ONE of the most underestimated of Frank (Guys and Dolls) Loesser’s musicals, How to Succeed in Business Without Really Trying, is rarely performed in this country, in spite of a fine score full of hummable solo and chorus numbers.
The book was too strongly based in American business culture and humour to appeal to an average British audience. Much of the humour in Abe Burrows, Jack Weinstock and Willie Gilbert’s script fell on deaf British ears, and Weinstock and Gilbert had similar problems with their adaptation of Robert Thomas’ French play, Trap for a Lonely Man.
Full of quickfire repartee, it bubbles along at a pace which at times makes it difficult to follow the many twists and turns in the story of the honeymooning Daniel Corban, desperately searching for his missing wife and faced instead with someone he declares is an imposter. The question is who is telling the truth – Daniel, or his “wife,” Elizabeth. And are wise-cracking detective Inspector Levine, priest Father Kelleher and local delicatessen owner Sidney all they appear to be? Any clue to the answers would spoil the enjoyment of audience members.

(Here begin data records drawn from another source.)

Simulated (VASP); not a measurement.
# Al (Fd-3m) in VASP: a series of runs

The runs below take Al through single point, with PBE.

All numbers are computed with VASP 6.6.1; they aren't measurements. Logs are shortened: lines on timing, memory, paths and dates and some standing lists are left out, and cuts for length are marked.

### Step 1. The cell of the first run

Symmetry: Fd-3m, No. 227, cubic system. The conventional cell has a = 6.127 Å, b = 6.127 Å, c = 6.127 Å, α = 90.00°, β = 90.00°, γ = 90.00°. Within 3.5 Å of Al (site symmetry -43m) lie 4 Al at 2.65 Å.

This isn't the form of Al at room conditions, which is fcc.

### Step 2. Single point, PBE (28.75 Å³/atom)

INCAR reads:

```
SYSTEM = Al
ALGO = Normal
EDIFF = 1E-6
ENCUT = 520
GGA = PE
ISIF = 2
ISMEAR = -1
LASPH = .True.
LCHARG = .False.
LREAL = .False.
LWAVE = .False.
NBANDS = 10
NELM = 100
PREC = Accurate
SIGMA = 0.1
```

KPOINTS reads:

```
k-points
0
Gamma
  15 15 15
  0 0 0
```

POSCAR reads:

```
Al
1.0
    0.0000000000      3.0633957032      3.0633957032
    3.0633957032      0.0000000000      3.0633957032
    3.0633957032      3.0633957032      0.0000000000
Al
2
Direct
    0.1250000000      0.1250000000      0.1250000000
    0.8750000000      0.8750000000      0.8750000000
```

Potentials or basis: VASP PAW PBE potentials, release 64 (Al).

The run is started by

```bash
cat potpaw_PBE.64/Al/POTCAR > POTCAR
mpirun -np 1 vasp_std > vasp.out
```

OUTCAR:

With Patrick Duffy (Bobby Ewing for14 years in the enormously successful TV series Dallas), and Linda Purl (Richie and the Fonz’s girlfriend in Happy Days and Pam Beesly’s mother Helene in the American version of The Office) in the roles of Daniel and Elizabeth there is no question that the principals have the right pedigree to capture the style of this adaptation.Under the watchful eye of director Bob Tomson, Gray O’Brien (Inspector Levine), Ben Nealon (Fr Kelleher) and Hugh Futcher (Sydney) readily went in search of the right mixture of comedy and thrills in the script.
The cause was aided greatly by Julie Godfrey’s design, placing the story firmly in a 1960s luxury log cabin in the Catskill Mountains.
Despite all those skilful combined staging efforts and the talents of the actors, the director couldn’t avoid a few unproductive moments in the quest for that most elusive theatrical animal The Comedy Thriller, leaving you with the feeling that the production would have scored far more heavily if played before a New England audience rather than one from the West of England.
Interestingly some theatres on this tour describe Catch Me if You Can as a psychological thriller, which is how Lucienne Hill and John Sutro’s British translation of Robert Thomas’ play Trap for a Lonely Man was described, and was the style in which it was played. There was certainly more comedy thriller than psycological thriller in the production stylishly presented at Bath’s Theatre Royal.